Manipulating date strings (which is the data type we usually have in archival description), particularly when you have a lot of legacy data, is a pain. I was working with a friend to update some legacy data in her finding aid, and it occurred to me that there isn’t a lot of direct guidance out there about how to manipulate dates with various tools. So, here’s a run-down of some of my methods — please feel free to add your own in the comments.

Why does this matter?

I’ll be honest, in a lot of situations, date formats don’t matter at all. I’ve said it before and I’ll say it again — we put a whole lot of effort into creating structured data, considering that most of us just flatten it into HTML and put it up as a webpage. However, there is a brighter tomorrow. With structured data, you can make far better interfaces, and there are really nice examples of places that let you do stuff with date data.

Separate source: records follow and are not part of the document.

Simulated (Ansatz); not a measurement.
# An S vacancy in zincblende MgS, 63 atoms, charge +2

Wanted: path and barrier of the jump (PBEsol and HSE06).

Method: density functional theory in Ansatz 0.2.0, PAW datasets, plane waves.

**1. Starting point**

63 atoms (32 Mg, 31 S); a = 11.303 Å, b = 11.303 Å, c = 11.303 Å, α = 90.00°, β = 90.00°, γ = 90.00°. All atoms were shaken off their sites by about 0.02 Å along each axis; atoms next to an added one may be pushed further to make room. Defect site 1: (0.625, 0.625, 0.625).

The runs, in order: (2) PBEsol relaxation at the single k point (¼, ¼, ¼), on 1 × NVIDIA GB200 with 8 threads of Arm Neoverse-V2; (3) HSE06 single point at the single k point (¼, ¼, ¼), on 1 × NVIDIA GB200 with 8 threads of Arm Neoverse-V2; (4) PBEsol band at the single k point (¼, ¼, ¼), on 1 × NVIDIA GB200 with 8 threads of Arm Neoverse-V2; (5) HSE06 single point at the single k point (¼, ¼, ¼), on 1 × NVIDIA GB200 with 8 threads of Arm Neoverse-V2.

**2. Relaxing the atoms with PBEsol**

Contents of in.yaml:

In the Princeton finding aids site, you can sort by title, date, or container. This means that in a series like this, in the George F. Kennan papers, where the archivist (or possibly creator) filed by title, this isn’t the only way to look through materials.

George Kennan Finding Aid

The order of materials as they are presented

George Kennan Finding Aid

The order of materials, sorted by me (the user) by date ascending.

Letting users sort by title or date means a few things — we can stop wasting time with alpha or chron arrangement and spend more of our energies on the true value that archivists add to description — context, meaning, transparency — without worrying that there’s too much for the researcher to sort through. It also means that we don’t have to presume that a researcher’s primary discovery vector is either time or title — we can let her choose for herself. Finally, and most importantly, we can let original arrangement schemes and organic order (the true intellectual basis of arrangement) reign supreme.

The other reason why date formats are important is because our content standard tells us they are. Now, I personally think that it’s actually far more important to associate an ISO-compliant date with a descriptive component, which can then be rendered any way you want, but since until recently our tools didn’t support that very well, I think that the DACS format of YYYY Month D brings us a step closer to easier date clean-up and extracting ISO compliant dates from date expressions.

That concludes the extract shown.